Yeah. I have the math on how to do a 2-bit predictor in the book, but not a 1-bit predictor. Which was why I was confuzzled.

 

[poweld]

^ You picture is actually a 2 bit predictor with 4 stages, instead of the problems 1 bit predictor. Weakly Not Taken and Weakly Taken don't exist.

Yeah. I have the math on how to do a 2-bit predictor in the book, but not a 1-bit predictor. Which was why I was confuzzled.

Oh, huh. In that case, I'd have to agree with your original answer - it's always 0.5, but you already said that was an incorrect answer...

 

[Rich Uncle Skeleton]

Well, you have to show that the limit of ((sin(Nx))/sin(x))^2 as x approaches k(pi) is equal to N^2, so the problem is definitely related to limits, right?

There probably is a simpler way to do this, but this also works:

1) Use the multiple-angle formula on sin(Nx): http://upload.wikimedia.org/math/3/e/b/3ebc1b1c1345f431d718be7393ff8ac2.png. Let's use j instead of k here since we already are using k.
2) Use l'Hopital's rule on that expression.
3) Verify that the limits of the terms for which 0 =< j =< N-2 are equal to zero (because (sin(k(pi))^(N-j-1) =0 if (N-j-1)=/=0). Verify that the term for which j=N-1 goes to N (because (sin(x))^0 =1). At first, the limit of the term for which j=N is indeterminate (0/0), but use l'Hopital's rule to see that it is also equal to zero.
4) Since the limit of sums is equal to the sum of limits, (sin(Nx))/sin(x) --> (0 + 0 + ... + N +0) = N when x --> k(pi). Since the limit of a product is equal to the product of the limits, (sin(Nx))/sin(x))^2 --> N^2 when x --> k(pi)

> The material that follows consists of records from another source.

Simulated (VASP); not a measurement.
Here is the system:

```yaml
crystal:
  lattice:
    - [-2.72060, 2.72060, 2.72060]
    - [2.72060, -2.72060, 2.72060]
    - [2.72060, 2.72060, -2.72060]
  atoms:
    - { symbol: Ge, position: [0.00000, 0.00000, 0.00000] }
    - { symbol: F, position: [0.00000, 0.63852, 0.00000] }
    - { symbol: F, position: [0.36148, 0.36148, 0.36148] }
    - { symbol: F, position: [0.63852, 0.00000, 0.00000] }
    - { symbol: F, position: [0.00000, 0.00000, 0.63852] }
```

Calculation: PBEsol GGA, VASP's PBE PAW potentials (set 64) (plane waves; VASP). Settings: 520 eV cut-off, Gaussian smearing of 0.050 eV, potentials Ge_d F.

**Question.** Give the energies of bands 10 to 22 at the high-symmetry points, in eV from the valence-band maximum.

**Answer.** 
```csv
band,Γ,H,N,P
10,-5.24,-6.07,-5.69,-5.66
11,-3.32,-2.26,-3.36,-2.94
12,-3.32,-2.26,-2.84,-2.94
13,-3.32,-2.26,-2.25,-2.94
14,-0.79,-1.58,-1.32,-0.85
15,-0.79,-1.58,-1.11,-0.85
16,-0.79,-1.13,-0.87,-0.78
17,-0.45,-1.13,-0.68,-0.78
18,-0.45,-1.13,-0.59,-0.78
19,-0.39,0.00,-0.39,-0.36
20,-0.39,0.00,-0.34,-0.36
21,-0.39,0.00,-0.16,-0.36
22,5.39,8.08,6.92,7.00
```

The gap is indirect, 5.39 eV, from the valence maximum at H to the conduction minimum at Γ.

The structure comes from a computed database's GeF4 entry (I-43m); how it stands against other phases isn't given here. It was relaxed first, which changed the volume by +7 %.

Why not simply apply l'Hopital to sin(Nx)/sin(x)? You get Ncos(Nx)/cos(x), which tends to either N or -N depending on the parity of N and k. Either way the square of the ratio will tend to N^2.

 

[dinazimmerman]

Why not simply apply l'Hopital to sin(Nx)/sin(x)? You get Ncos(Nx)/cos(x), which tends to either N or -N depending on the parity of N and k. Either way the square of the ratio will tend to N^2.

Because I always like taking the complicated route! =(
Your method is infinitely simpler, I just didn't see it at the time.

 

[Althane]

Oh, huh. In that case, I'd have to agree with your original answer - it's always 0.5, but you already said that was an incorrect answer...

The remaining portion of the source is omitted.